Sine Law

Introduction:

In trigonometry, the law of sinessine lawsine formula, or sine rule is an equation relating the lengths of the sides of a triangle (any shape) to the sines of its angles.

The law of sines can be used to compute the remaining sides of a triangle when two angles and a side are known. It can also be used when two sides and one of the non-enclosed angles are known. In some such cases, the triangle is not uniquely determined by this data (called the ambiguous case) and the technique gives two possible values for the enclosed angle.

The law of sines is one of two trigonometric equations commonly applied to find lengths and angles in scalene triangles, with the other being the law of cosines.

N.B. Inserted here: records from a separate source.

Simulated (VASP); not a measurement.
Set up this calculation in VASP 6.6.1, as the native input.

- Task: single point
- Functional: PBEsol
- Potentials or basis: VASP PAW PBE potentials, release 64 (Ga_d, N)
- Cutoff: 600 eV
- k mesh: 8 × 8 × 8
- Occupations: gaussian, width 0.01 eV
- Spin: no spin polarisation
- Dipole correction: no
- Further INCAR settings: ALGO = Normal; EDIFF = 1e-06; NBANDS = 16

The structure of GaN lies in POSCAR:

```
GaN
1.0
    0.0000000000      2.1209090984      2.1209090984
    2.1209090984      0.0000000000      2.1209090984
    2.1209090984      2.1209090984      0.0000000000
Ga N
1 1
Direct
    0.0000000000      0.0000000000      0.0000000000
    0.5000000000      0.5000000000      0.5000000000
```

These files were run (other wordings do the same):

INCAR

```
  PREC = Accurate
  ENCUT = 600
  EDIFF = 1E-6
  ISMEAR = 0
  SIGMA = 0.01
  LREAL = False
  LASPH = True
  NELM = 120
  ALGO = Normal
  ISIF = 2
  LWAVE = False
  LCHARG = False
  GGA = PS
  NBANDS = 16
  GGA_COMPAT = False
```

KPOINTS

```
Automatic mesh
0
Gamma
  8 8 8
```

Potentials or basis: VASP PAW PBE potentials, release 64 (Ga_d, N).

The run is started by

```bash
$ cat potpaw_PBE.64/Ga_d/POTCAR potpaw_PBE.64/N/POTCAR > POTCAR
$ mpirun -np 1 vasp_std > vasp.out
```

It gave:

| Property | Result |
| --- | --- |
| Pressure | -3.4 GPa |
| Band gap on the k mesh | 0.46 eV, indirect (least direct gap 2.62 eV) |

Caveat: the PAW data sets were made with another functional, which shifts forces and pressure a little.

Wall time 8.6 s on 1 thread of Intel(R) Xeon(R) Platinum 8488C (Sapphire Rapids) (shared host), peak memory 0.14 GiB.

It can be generalized to higher dimensions on surfaces with constant curvature. Let's describe it further.


What is the Sine Law?

The sine law says that the sides of a triangle are proportional to the sines of the angles opposite to them:

\[\frac{a}{{\sin A}} = \frac{b}{{\sin B}} = \frac{c}{{\sin C}}\]

Let us outline a justification for this law:

Consider the following figure, which shows a \(\Delta {\rm{ABC}}\) which is acute-angled:

Angles' sines and triangle's sides are proportional

We note that

\[\begin{align}\sin B = \frac{{AD}}{c},\,\,\,&\sin C = \frac{{AD}}{b}\\ \Rightarrow \,\,\,c\sin B &= b\sin C\\ \Rightarrow \,\,\,\frac{{\sin B}}{b} &= \frac{{\sin C}}{c}\end{align}\]

The sine law follows from extending this.

yesChallenge 1: Can you prove that this law holds for obtuse-angled triangles as well?

⚡Tip: Draw \(\angle {\rm{A}}\) as obtuse angle of \(\Delta {\rm{ABC}}\) and drop a perpendicular \(AD\) from \(A\) to \(BC\) and then use a similar approach as above to prove it.


Solved Examples:

Example 1: If \(\Delta \) is the area of \(\Delta {\text{ABC}}\), show that

\[\Delta  = \frac{1}{2}ab\sin C = \frac{1}{2}bc\sin A = \frac{1}{2}ca\sin B\]

Solution: Considering the below figure, we have:

Angles' sines and triangle's sides are proportional

\[\Delta  = \frac{1}{2} \times BC \times AD = \frac{1}{2}\left( a \right)\left( {b\sin C} \right)\]

\[ \Rightarrow \boxed{\Delta  = \frac{1}{2}ab\sin C}\]

Similarly, we can prove the other equality.


Example 2: \(ABCD\) is a trapezium such that \(AB\) and \(CD\) are parallel and \(CB\) is perpendicular to them. If \(\angle ADB = \theta \), \(BC = p\) and \(CD = q\), show that

\[AB = \frac{{\left( {{p^2} + {q^2}} \right)\sin \theta }}{{p\cos \theta  + q\sin \theta }}\]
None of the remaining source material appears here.